Game scientists crack poker
A team of Canadian and Finnish researchers has created a new computer algorithm that can play one of the most popular variants of poker essentially perfectly -- including bluffing.
Montreal: A team of Canadian and Finnish researchers has created a new computer algorithm that can play one of the most popular variants of poker essentially perfectly -- including bluffing.
According to its creators, it is virtually "incapable of losing against any opponent in a fair game", Nature reported.
The poker program devised by computer scientist Michael Bowling and his colleagues at the University of Alberta in Edmonton, Canada, along with Finnish software developer Oskari Tammelin, plays perfectly to all intents and purposes.
It means that this particular variant of poker called heads-up limit hold'em (HULHE), can be considered solved.
"The strategy the authors have computed is so close to perfect as to render pointless further work on this game," said Eric Jackson, computer-poker researcher based in Menlo Park, California.
"I think that it will come as a surprise to experts that a game this big has been solved this soon," Jackson added.
In poker, the main challenge is dealing with the immense number of possible ways that a game can be played.
As part of its developing strategy, the computer learned to inject a certain dose of bluffing into its plays.
Although bluffing seems like a very human, psychological element of the game, it is in fact part of game theory -- and, typically, of computer poker.
"Bluffing falls out of the mathematics of the game," says Bowling, and you can calculate how often you should bluff to obtain best results.
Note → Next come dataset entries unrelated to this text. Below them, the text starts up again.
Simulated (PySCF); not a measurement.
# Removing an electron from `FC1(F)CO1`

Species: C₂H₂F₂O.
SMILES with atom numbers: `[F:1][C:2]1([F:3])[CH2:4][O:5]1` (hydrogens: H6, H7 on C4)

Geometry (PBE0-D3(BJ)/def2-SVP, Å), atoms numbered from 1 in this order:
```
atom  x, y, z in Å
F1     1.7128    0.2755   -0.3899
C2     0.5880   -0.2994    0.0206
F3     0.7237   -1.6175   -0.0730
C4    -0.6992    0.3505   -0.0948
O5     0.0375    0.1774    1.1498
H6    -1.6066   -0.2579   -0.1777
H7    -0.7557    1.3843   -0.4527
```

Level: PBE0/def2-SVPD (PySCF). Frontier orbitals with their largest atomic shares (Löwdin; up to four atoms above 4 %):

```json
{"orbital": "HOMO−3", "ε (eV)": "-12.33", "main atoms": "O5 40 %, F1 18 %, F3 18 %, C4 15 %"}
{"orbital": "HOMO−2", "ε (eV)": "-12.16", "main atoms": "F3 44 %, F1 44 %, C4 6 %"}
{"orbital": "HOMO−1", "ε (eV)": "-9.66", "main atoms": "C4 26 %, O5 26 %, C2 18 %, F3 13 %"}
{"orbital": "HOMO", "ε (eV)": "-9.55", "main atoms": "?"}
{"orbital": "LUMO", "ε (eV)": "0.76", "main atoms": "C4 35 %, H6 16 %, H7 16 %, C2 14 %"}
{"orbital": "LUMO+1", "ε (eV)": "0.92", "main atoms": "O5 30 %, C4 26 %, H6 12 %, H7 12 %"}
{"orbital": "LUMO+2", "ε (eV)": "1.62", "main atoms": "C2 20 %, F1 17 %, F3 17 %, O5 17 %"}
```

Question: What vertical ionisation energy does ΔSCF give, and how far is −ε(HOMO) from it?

Of course, no poker algorithm can be mathematically guaranteed to win every game because the game involves a large element of chance based on the hand you are dealt.
But Bowling and his colleagues have demonstrated that their algorithm always wins in the long run.
This is a step beyond a computer program that can beat top human players, as IBM's chess-playing computer Deep Blue famously did in 1997 against Garry Kasparov, at the time the game's world champion, the report added.
The algorithm is described in a paper in Science.